Volume 21, No.2

Rowan.net: An APL-like Interpreter for .Net

by Richard Smith (richard@redcorona.com)

Note: to view the code examples in this article correctly you need a Unicode font including APL characters (ideally APL385 Unicode, but Arial Unicode is also OK) and a Unicode enabled browser.

Introduction

A couple of issues ago I wrote an article about R.net (Vector 20.2, p.136), a reverse Polish array interpreter. As I hinted in that article the target was to include a parse table similar to Hui’s (Vector 9.4, p.85) to allow APL-like syntax, and fulfil a longstanding ambition to write my own APL interpreter.

Rowan is the result of this effort: a language which is superficially very APL-like, using single-character primitives in the main and a conventional syntax. The APLers among you should recognise this code fragment as one which you could copy-paste into another language:

   avg←{(+/⍵)÷⍴⍵}
   a←3 5 6
   avg a
Result: 4.66666666666667

This short example shows how Rowan allows direct-definition functions, how it uses the D-style ⍺ and ⍵ for left and right arguments (although the averaging function is a monad, so there is no ⍺ used here) and how it supports operators like /.

Rowan is built on the same engine as R, so it has the same array capabilities, the same connection to the main .Net framework, the same error-handling and the same namespace architecture (see the article on R if you're interested). Having an infix syntax brings in new ideas too: monadic and dyadic functions, operators and conjunctions; these are all catered for in a second level of core, which builds on the basic concepts in the R core.

Rowan supports basic arithmetic operations on extended precision numbers, represented by the LargeInteger class. You enter an extended precision number by appending the backquote character (`) to a number:

   li←1e300`   ⍝ Extended precision
   (li + 1) - (li - 1)
Result: 2`
   d←1e300     ⍝ Normal double precision
   (d + 1) - (d - 1)
Result: 0

As you can see, you can use arithmetic functions with ‘ordinary’ numbers on one side and extended-precision ones on the other; in this case the narrow operand is widened to extended-precision.

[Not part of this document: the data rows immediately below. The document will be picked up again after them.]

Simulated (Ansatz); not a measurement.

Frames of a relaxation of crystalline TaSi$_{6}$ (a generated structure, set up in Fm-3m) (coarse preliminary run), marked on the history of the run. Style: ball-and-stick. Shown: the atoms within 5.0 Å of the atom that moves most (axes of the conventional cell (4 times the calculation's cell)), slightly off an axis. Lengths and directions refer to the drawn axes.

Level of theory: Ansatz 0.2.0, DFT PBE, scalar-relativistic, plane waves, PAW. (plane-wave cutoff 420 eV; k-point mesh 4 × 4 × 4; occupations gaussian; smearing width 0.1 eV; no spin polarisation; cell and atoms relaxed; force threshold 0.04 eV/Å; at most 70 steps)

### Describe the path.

These numbers have arbitrary precision, but obviously the space they take up gets larger the more significant figures are preserved: (li + 1) takes up 128 bytes. However they are smart and when they have blank bytes at either end they shrink themselves, so li is only 4 bytes plus an integer exponent.

Character Set

As you can see, Rowan uses APL-style one character glyphs. You might recall that R is an entirely ASCII language, which dates from its days as a Java applet where no APL font was present, and I had a decision to make when I started on Rowan. I decided that since .Net has good Unicode support throughout, I would throw off the restrictions of a small character set and make use of the APL characters which are defined in the Unicode spec. I have always liked the conciseness of APL, and the Unicode character set lets me have that without defacing the accented characters and so on; it also means there are unused symbols for which I can invent a use (for example, the Customise operator ⌾).

Rank

An important feature is the concept of rank. This is effectively the level of ‘digging’ a function does before it starts to work, and is best illustrated with an example:

   b←[[5 6][7 8]]
   avg b
Result: (6 7 )
   (avg^1) b
Result: (5.5 7.5)

With no digging (rank 0, the default for user-defined functions), the averaging function does ((5 6) + (7 8)) ÷ 2 – running on the whole array at once – whereas with rank 1 it ‘digs’ one level and then runs on (5 6) and (7 8) separately. You can use rank -1 to operate on the scalar elements at the deepest level of an array.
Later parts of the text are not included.